Plenary Speakers
Andrew Davies
“Mr. Darcy’s Wet Shirt and Other Embarrassments: Some Pleasure and Pitfalls in Austen Adaptations”
Carol Medine Moss Keynote Lecture
Saturday October 15
Andrew Davies, prominent author and screenwriter, will be joining us to discuss all aspects of adapting Jane Austen’s novels for film. From A Room with a View, to Bleak House, to The Edge of Reason with Bridget Jones, Mr. Davies has written multiple screen adaptations of classic novels. Of special interest to this AGM, he wrote the screenplay for Sense and Sensibility (2008), the 1995 production of Pride and Prejudice as well as the 1996 Emma, and 2007 Northanger Abbey. His recent work includes the highly successful Little Dorrit (2008) and the highly anticipated South Riding (2011), The Spoils of Poynton, and Who Speaks for England. Mr. Davies began his career by writing radio plays, and then moved into writing for television, films, theatre, novels and children’s books. He is the recipient of many awards for his prolific work and won the hearts of women all over the world for “The Lake Scene” at Pemberley.
Click here to listen to BBC interviews of Mr. Davies’s reflections on adapting Austen for television.
Joan Ray
“Sense and Sensibility as Austen’s Problem Novel”

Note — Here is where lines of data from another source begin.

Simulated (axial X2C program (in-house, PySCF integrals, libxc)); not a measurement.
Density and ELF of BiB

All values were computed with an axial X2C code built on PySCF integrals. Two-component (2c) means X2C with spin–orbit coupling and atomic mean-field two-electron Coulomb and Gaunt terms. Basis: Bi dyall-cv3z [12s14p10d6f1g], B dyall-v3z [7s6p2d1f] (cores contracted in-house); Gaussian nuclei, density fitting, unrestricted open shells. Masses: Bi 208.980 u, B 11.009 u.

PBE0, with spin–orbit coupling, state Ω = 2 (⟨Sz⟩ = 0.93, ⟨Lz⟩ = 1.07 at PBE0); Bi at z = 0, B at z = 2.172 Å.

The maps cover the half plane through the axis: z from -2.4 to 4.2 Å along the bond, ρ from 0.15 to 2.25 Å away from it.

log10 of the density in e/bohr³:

North American Scholar Lecture
Friday October 14
For many readers, Sense and Sensibility is Austen’s most problematic novel: they note, for example, that Edward Ferrars, the hero is a liar and that Colonel Brandon’s (whom some scholars even deem “elderly”: he's 36!) marrying Marianne turns her into a Regency trophy wife. In fact, even the film/TV adaptations dismiss Austen’s depiction of Marianne as tall and dark: she is played by shorter blondes. Professor Ray is tired of this! And so, in her talk, she will attempt to give us an honest reading of the novel. Dr. Ray is Professor of English and President’s Teaching Scholar at the University of Colorado, Colorado Springs and President of the North American Friends of Chawton House Library. She served as President of JASNA from 2000 to 2006.
She can also be heard on NPR’s The Diane Rehm Show in a conversation called “Jane Austen 101.”
Elaine Bander, Juliet McMaster, Peter Sabor
“The Good, the Bad, and the Ugly of Sense and Sensibility”
Joän Pawelski Lecture
Saturday October 15
Saturday morning we host Canadian scholars Elaine Bander, Juliet McMaster, and Peter Sabor. No, our three Canadian presenters are not the ones who are Good, Bad, and Ugly (especially not the latter). But in their triple-decker presentation on Sense and Sensibility they will be exploring the blurring of the distinction between ethical values (Good and Bad) and aesthetic ones (Ugly) – particularly in judgements characters make of one another (Elaine), the duel between Brandon and Willoughby (Juliet), and the letters by various correspondents (Peter). Professor Bander, who has written extensively on the novels of Jane Austen is currently the president of JASNA-Canada. Professor Emeritus Juliet McMaster is the author of Jane Austen the Novelist, books on Thackeray, Trollope, and Dickens, is also coeditor of The Cambridge Companion to Jane Austen, and General Editor of the Juvenilia Press. Peter Sabor is Professor and Acting Chair of the Department of English at McGill University, where he also holds the Canada Research Chair in Eighteenth-Century Studies, and is Director of the Burney Centre.
Deirdre Le Faye
“The Green Apple”
Sunday October 16
We will end the conference with a dynamic video interview featuring Deirdre Le Faye in a tribute to Sense and Sensibility. Independent scholar Deirdre Le Faye is one of the most prolific of Austen writers. Her many books include Jane Austen’s Letters, Jane Austen: The World of her Novels, and A Chronology of Jane Austen and Her Family. Deirdre’s work, being thoroughly researched, is impeccably accurate and she is as delightful on video as she is in person.